“Car dealers face extinction: The small, independent dealership is struggling to compete in an increasingly cutthroat auto market,” trumpeted the headline of a recent CNNMoney.com article. I couldn’t help but think back to my 1978 senior thesis at Grinnell College: “Garden of Gears. The Automobile Dealer in Iowa. 1920s & 1960s.” My goal was to talk with dealers who had remained in operation through the Post WWI “buyers strike,” the Great Depression, and WWII, so that I might isolate some common survival traits.

Thirty years ago, the future of the dealer seemed no more certain than it is today. While it was the dawn of what we now know as the mega-dealership, and we were in the near-term wake of the 1973 oil crisis, most dealers and industry analysts viewed the flourishing consumer protection movement as the death-knell for the automobile dealer franchise. In the name of “consumer regulations,” manufacturers were narrowing dealer profit margins, scrutinizing warranty practices, and more or less pushing more of the liability off on their dealers. In recall after recall, individual dealers had to notify buyers, present evidence that they had attempted to notify buyers, and finally make the mandated repairs … using their own resources to correct mistakes that the manufacturers had made in the first place.

At that time, I noted that the legendary head of General Motors, Alfred P. Sloan, Jr., had also speculated on the survival of the dealer given the squeeze of the consumer on one end and the manufacturer on the other. Like Sloan, my interviews with long-time dealers—primarily Chevrolet dealers I might add—lead me to conclude that it was the quality dealer, most responsive to the changing marketplace, who had the best chances of survival. I interviewed a dealer who, in the early 1920s, deployed his unsold flat-bed trucks as mobile demonstration and sales vehicles to take new-fangled automatic washing machines to farm wives across the countryside. Another dealer I interviewed converted unsold autos into local taxis and unsold trucks into an over-the-road trucking company during WWII.

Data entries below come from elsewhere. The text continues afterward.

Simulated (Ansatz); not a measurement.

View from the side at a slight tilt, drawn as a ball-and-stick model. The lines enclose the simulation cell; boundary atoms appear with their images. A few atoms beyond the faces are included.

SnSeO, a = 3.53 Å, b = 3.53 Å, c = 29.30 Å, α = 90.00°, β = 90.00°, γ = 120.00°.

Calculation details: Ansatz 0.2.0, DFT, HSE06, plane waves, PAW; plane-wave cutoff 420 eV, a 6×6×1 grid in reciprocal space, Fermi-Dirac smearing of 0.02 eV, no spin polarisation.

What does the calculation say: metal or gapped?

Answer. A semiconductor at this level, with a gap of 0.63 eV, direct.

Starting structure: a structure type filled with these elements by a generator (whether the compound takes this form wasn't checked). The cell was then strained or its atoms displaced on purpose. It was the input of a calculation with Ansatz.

One of my favorite characters, a car dealer and street-corner philosopher named Leo Levien who owned a thriving Chevy dealership in Ft. Dodge, Iowa summed up the plight of the auto dealer in 1978 like this: “To survive today, you’re going to have to be a quality dealer. With the government-mandated changes, within the next few years you’re going to find it very hard to tell a Ford from a Chevrolet, from a Dodge. The quality dealer is going to survive. He’s going to have to give a quality service presentation. He’s going to have to help the public.”

I just ran a Google search on “Levien Chevrolet, 10 South 25th St., Fort Dodge, Iowa.” Alas, Levien Chevrolet is no more. The only reference I could find for Levien Chevrolet was a set of Bicentennial drink coasters on eBay. However, the Chevrolet dealership at that same location in Ft. Dodge is now part of the Kemna Auto Group, a “family owned dealership for over 54 years.” So Leo’s dealership was eventually caught up in the dealer consolidation movement. But Kemna’s three dealer “group” hardly constitutes a mega-dealership. And their emphasis on “fresh baked cookies and gourmet coffee” would definitely meet Leo’s approval… wherever he might be.

I’m going to check back on Kemna Auto Group over the next year or two and see how things turn out. Will service be enough in this “increasingly cutthroat auto market?” I’d be willing to bet that history proves me and Al Sloan right about the survival instincts of the American auto dealer.